Core Components
An e-commerce system handles product catalog, inventory tracking, shopping cart, order placement, payment processing, and fulfillment. Shopify processes $200B+ GMV per year; Amazon handles 1.6M orders per day. Key challenges: inventory consistency (preventing overselling), high read volume on product pages, flash sale load spikes, and order status tracking across distributed systems.
Product Catalog Service
The product catalog is read-heavy (customers browse and search; writes happen infrequently when merchants update listings). Data model: products have attributes (name, description, price, category, images) and variants (color, size combinations, each with its own SKU and inventory count). Storage: Elasticsearch for full-text search and faceted filtering (filter by category, price range, brand). MySQL/PostgreSQL for authoritative product data. Redis for product page caching (TTL 5 minutes — merchant updates are infrequent). CDN for product images (served from S3 via CloudFront).

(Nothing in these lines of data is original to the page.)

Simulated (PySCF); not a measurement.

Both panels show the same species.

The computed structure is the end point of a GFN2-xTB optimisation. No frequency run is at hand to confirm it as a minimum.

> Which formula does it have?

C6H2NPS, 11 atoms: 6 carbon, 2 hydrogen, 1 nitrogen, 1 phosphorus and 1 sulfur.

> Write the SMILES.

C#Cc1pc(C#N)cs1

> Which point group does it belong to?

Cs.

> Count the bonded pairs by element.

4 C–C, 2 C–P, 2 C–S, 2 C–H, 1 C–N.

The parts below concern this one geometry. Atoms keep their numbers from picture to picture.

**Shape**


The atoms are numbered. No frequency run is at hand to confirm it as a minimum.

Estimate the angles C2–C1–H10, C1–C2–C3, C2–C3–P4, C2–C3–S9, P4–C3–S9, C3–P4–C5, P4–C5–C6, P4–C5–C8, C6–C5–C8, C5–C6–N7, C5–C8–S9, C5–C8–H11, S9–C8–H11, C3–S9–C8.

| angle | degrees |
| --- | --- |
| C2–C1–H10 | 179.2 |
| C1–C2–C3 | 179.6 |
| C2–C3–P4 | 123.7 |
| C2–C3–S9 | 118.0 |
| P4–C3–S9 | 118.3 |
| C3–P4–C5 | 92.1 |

Search query flow: user searches “blue running shoes size 10” → Elasticsearch returns top-50 matching SKUs with facet aggregations (brands, price ranges, ratings) → product service fetches display data for top-10 → cached result rendered in < 200ms. For category pages, results are pre-computed and cached.
Inventory Management and Oversell Prevention
Inventory is the most consistency-critical component — an item can only be sold once. Challenge: high concurrent demand (flash sales, limited edition drops) requires preventing overselling without killing availability.
Database-level inventory: inventory stored as a count in MySQL (quantity_available). On purchase: UPDATE inventory SET quantity_available = quantity_available – 1 WHERE sku_id = ? AND quantity_available > 0. If the update affects 0 rows, the item is out of stock — transaction is rolled back. Pessimistic locking (SELECT FOR UPDATE) serializes concurrent updates to the same SKU. Works for moderate concurrency but becomes a bottleneck at high QPS (> 1,000 concurrent buyers for a single SKU).
Redis atomic decrement for flash sales: pre-load inventory counts into Redis (SET inventory:sku123 100). On each purchase attempt: DECR inventory:sku123. If result < 0, INCR back and reject (out of stock). Redis processes 100K+ commands/second on a single instance — handles extreme flash sale spikes without database contention. After the sale, reconcile Redis counts back to the database asynchronously.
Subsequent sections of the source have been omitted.